A group of Kentucky teens were in a field playing Airsoft, a paintball-like game involving realistic-looking guns that shoot non-lethal rounds, when they were swarmed by police officers with high-powered assault rifles.
Radcliff police were able to hold their fire long enough to determine it was only a game, but when one of the teens walked up to the cops with a GoPro video camera, an officer ordered to turn it off.
The teen was about to comply when 18-year-old Ryan Seaman piped in, telling his friend he was under no legal obligation to do so.
That got him arrested on several charges, including criminal trespass, assisting minors to commit criminal trespass and carrying a concealed deadly weapon, which was nothing but a pocket knife.
Now the local media is asking that same old question the media always ask after these incidents.
Do citizens have the right to record police?
It is a stupid question considering the issue has been settled in numerous court cases over the years, but the media can never come out and say police were in the wrong. Instead, they have to resort to the tired, old “he said, she said” routine to give off the appearance of being objective.
“The officers they came out of the trees with their assault rifles and I was right over there,” Anderson recalled.
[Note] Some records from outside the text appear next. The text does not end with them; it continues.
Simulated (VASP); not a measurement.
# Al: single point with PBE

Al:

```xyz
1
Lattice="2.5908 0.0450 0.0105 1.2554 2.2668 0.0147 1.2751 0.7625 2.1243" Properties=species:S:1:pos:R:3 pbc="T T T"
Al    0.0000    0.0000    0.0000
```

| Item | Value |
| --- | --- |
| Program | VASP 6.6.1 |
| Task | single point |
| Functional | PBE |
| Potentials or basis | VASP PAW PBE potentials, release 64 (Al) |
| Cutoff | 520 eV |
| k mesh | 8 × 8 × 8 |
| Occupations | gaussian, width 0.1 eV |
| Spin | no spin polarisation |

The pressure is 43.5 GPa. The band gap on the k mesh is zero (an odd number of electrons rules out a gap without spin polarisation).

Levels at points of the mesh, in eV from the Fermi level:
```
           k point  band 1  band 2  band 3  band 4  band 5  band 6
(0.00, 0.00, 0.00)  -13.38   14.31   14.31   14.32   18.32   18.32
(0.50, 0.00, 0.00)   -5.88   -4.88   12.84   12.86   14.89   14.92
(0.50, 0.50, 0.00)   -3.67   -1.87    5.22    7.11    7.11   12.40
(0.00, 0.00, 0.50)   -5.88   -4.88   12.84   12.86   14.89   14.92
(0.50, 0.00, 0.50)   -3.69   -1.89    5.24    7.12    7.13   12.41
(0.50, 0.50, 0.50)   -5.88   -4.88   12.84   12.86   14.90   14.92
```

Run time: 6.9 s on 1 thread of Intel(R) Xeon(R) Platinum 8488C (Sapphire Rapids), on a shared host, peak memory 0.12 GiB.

A GoPro camera was recording, when an officer noticed it he asked them to shut it off.
Seaman, who was next to the camera, told Anderson, “You don’t have to.”
The officer is then heard in the video saying to Seaman, “You want to go to jail friend?”
When Seaman did not give the officer his name, he was arrested.
“It sounds like a possible retaliation by police, retaliation is a strong word, but that’s what it is,” First Amendment expert Attorney Jon Fleischaker said.